Units in a special economic zone that want to allow working from home for employees will have to formulate a scheme and get approval from the relevant development commissioners, the Commerce Ministry said Friday.
In July, the government authorized WFH in a Special Economic Zone (SEZ) unit for a period of up to one year. The facility can be expanded to 50 percent of the total number of employees.
The ministry’s guidelines state that the units must also submit an application to their development commissioners, stating the approval of the scheme, at least 14 days in advance from the date of implementation of the scheme.
The Department of Commerce has notified new Rule 43A for WFH in Special Economic Zones Rules, 2006.
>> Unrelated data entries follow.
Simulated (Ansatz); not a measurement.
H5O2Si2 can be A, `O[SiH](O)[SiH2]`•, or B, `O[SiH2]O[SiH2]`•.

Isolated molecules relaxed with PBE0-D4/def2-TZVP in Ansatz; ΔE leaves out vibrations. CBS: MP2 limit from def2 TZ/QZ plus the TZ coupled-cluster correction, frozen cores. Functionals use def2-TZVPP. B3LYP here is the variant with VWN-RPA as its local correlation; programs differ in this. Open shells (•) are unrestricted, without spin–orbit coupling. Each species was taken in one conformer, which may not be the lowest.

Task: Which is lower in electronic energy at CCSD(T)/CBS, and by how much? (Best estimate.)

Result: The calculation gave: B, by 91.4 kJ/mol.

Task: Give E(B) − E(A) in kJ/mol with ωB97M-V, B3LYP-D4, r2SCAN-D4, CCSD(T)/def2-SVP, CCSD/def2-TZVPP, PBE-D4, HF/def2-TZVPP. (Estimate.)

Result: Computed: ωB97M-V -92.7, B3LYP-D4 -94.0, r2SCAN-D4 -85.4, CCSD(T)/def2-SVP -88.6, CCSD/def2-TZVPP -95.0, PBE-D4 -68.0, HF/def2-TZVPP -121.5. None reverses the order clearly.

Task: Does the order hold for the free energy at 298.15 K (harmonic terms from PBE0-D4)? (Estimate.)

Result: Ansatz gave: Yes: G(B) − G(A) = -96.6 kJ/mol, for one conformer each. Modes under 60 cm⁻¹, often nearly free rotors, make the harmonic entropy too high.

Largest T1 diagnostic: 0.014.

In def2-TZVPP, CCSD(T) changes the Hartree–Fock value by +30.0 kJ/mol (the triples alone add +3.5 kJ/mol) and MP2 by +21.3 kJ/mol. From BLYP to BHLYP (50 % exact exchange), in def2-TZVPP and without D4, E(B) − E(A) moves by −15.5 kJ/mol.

These rules have been issued at the request of the industry to provide a nationally uniform WFH policy for all SEZs.
The new rule provides for WFH for a certain category of employees of a unit in SEZ.
These include employees of IT/ITeS SEZ units; employees who are temporarily incapacitated for work; employees who are traveling and who work offsite.
“The units planning or implementing WFH will formulate and approve a WFH scheme,” it said.
It added that the application for approval of the WFH scheme will be processed and approved within 15 days and if no communication is received by the unit within 15 days, the scheme will be deemed approved.
The units will also need to ensure that the electronic assets removed are properly recorded in the appropriate records.
A unit may also submit a revised arrangement at any time.
Commenting on the move, Abhishek Jain, Partner Indirect Tax, KPMG in India, said the government has issued the much anticipated SOP (Standard Operating Procedure) regarding WFH provisions for SEZ units.
These guidelines not only provide procedural clarity for companies, but also ensure that a unified process is followed across all SEZs in the country, helping companies avoid the tedious conversations of undertaking different processes for different SEZ jurisdictions, he said. .
SEZs, which emerged as major export hubs in the country, began to lose their luster after the imposition of minimum alternative taxation and the introduction of a sunset clause to end tax incentives.
These zones are treated as foreign entities in terms of customs provisions.
The Department of Commerce is working to replace the existing SEZ Act with new legislation so that states can become partners in “Developing Enterprise and Service Hubs.”